Yeah, pretty much. Her "sin" is that she is an NDPer in a city filled with "f*ck you, I got mine" type, in a province that has a lot of "own the libs" type outside of the cities.
I thought mayor Tory was bad.
Tory only wanted the power. Never seem like he gave a crap about doing a good job.
Property taxes never stopped going up under his megalomaniac rein.
He was not a conservative. He was just plain power hungry, and would do anything to grab that power.
I mean, one thing that got him re-elected in the first place (aside from incumbency advantage, Keesmaat running a last-minute, shoddily prepared campaign, and F*ith G*ldy stealing the headlines) was that he kept the property tax rise below the rate of inflation. I believe he ran on that point in his campaign. The whole crack cocaine saga really distorted what is considered acceptable performance in Toronto.
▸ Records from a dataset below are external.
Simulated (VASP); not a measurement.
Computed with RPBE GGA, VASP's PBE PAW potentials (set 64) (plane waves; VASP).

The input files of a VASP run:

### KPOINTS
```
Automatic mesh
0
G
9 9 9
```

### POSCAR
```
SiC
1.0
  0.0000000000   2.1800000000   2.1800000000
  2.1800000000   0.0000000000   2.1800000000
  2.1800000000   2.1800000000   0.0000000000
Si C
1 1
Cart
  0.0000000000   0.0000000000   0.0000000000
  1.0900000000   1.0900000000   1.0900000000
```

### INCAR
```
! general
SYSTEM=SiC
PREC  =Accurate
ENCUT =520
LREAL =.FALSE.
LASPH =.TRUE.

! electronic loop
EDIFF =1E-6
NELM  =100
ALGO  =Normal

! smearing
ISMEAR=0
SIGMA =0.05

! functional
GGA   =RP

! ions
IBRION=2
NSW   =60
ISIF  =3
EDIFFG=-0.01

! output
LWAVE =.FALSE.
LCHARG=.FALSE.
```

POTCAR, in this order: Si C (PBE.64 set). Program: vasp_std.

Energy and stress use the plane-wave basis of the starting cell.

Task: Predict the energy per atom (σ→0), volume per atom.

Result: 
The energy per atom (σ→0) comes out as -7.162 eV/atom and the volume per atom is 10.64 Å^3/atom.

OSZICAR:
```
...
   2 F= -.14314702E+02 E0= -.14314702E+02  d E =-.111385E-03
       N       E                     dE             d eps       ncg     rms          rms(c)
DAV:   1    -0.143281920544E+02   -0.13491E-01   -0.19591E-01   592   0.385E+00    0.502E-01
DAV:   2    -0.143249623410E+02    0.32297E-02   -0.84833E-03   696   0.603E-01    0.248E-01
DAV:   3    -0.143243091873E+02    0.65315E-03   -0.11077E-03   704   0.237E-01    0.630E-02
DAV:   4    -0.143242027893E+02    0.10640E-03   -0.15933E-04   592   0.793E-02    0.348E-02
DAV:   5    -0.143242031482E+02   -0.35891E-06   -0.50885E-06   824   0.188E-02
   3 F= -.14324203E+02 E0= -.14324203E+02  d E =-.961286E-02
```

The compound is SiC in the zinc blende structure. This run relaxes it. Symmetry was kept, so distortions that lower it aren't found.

I vaguely remembered a political stunt pulled by the left-leaning city councillors in the budget debate, where they line-itemed all the potential increase in public service and its impact on the property tax rate (some hilariously small number), and proposed each and every one of those services individually, so that Tory and the right-leaning councillors will be on the record for voting against those services. Nobody really cared at the end, but hey, my dude kept the property tax down or something. Don't worry about services being cut, or that the TTC is literally falling apart from years of neglect, it's not real /s.